At the end of the first quarter of this year Southern Power owned 595 MW of operational utility-scale solar PV, as part of 1.16 GW of operational large-scale renewable energy projects. And while most are located in the Western United States, the company has deployed 156 MW in Georgia.

Southern Power also owns another 861 MW of solar PV that is under construction in California and Texas, and the majority of capacity both owned and under construction is based on First Solar thin-film PV modules mounted on the company’s trackers. When you throw in projects under development and/or contract, Southern has more than 26 solar, wind and biomass projects across the United States, representing over 2 GW of capacity.

This does not mean that Southern Company is wedded to renewable energy. The company is building two of the few nuclear reactors that have begun construction in recent decades in the United States, and Southern CEO Thomas Fanning has stated that he sees nuclear as the main component of a future low-carbon energy mix in the United States.

And while Southern Power has made significant investments in utility-scale solar, solar advocates say Southern Company has played a role in stifling the rooftop solar market in its home state of Georgia. And it has done so despite launching a rooftop solar consultation and owning a PV installation business.

According to Greentech Media, only 273 residential PV systems were installed in Southern subsidiary Georgia Power’s territory at the end of the first quarter of 2016. Additionally, Georgia Power’s installation service has only installed five PV systems in eleven months.

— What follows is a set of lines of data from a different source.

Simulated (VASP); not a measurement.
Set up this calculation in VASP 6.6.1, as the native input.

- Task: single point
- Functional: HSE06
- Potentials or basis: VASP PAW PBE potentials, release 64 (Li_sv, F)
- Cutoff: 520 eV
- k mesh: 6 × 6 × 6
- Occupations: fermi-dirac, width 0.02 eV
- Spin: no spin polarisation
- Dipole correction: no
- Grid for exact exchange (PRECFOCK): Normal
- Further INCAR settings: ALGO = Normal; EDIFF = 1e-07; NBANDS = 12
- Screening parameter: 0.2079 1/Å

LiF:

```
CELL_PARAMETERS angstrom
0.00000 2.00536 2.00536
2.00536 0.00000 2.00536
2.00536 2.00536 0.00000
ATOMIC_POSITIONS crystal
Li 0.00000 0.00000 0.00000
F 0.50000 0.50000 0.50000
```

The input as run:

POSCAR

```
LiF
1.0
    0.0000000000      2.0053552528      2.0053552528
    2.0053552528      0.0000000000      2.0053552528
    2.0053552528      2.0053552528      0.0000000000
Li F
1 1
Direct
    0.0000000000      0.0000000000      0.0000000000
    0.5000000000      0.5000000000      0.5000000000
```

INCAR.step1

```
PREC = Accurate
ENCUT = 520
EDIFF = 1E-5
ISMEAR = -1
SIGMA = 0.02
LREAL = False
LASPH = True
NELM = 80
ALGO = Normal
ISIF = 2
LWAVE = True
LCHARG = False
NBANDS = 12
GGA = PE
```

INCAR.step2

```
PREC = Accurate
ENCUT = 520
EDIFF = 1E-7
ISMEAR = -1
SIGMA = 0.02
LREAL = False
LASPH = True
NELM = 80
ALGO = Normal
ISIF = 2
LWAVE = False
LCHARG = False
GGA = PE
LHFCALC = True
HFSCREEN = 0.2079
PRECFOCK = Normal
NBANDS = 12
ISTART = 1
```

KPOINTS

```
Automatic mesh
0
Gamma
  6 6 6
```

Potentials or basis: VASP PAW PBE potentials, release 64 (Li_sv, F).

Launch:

The most likely reason for this extremely low rate of installations is that unlike 41 other states and the District of Columbia, there is no mandatory retail-rate net metering in Georgia. Instead, Georgia Power offers an “avoided cost” rate for surplus electricity from distributed PV systems in its service area.

This is the renumeration system that many utilities have called for across the United States, and Georgia serves as a clear example of what could happen to other solar markets if utilities are able to control the regulatory landscape and replace retail-rate net metering with payments based on avoided cost.